That context changes the meaning of the detour. The Hell storyline is an original plotline for the animated series that explains the link between Earth and Hell and portrays Hell’s inhabitants as predating humans. The episode’s cliffhangers — Satan’s instructions, Volcanikka’s unexpected presence in Hell, and Darkblood’s return mission — read less like stand-alone comedy and more like deliberate seeds. Volcanikka later becomes an important figure in the Invincible comics, and the episode appears to be laying groundwork for material the show will need to catch up with far in advance.
That design has not satisfied many viewers. Fans objected that the Hell side quest broke the momentum of the Viltrumite storyline by detaching Mark from the main war arc at a critical moment. The complaint is straightforward: a series balancing an interstellar conflict and a personal reckoning with Viltrumite survivors suddenly pauses for a chamber-piece set in Hell, and some saw that as a misstep in pacing and priorities.
Still, the episode left concrete hooks the show can and likely will answer. The post-credits order to probe Volcanikka’s motives directly links Hell to Earth-bound stakes; the presence of Volcanikka — a character who gains significance in the comics — points toward future payoffs rather than an isolated joke. How the Hell thread will tie into Volcanikka’s later role, or how those revelations will intersect with the Coalition, Thragg’s assimilation strategy, and the newly introduced players like Dinosaurus and Universa, remains unfilled territory.
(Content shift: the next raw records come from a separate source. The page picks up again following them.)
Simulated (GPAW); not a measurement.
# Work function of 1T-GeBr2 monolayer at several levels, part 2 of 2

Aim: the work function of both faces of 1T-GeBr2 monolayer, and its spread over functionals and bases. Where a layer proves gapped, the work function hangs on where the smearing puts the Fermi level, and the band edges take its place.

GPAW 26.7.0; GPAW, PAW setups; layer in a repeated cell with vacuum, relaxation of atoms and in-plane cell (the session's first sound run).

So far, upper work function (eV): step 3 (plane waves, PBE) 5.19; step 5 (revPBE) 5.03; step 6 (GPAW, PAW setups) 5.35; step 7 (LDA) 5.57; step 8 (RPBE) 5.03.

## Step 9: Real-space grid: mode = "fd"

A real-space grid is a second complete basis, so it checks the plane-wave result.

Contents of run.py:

The next season carries the narrative burden. Season 5 is expected to pick up the Hell storyline and resolve the dangling questions left by "Hurm." If the show treats the detour as narrative scaffolding — answers that alter Viltrumite stakes or reveal why a cosmic power like Volcanikka invaded Hell — then the episode will be vindicated as deliberate planning. If the follow-up remains thin, "Hurm" will more likely be remembered as an ill-timed interruption. Either way, season 5 must show why the Hell detour mattered; until it does, the episode will sit as an unpopular sidestep that the series now has to justify.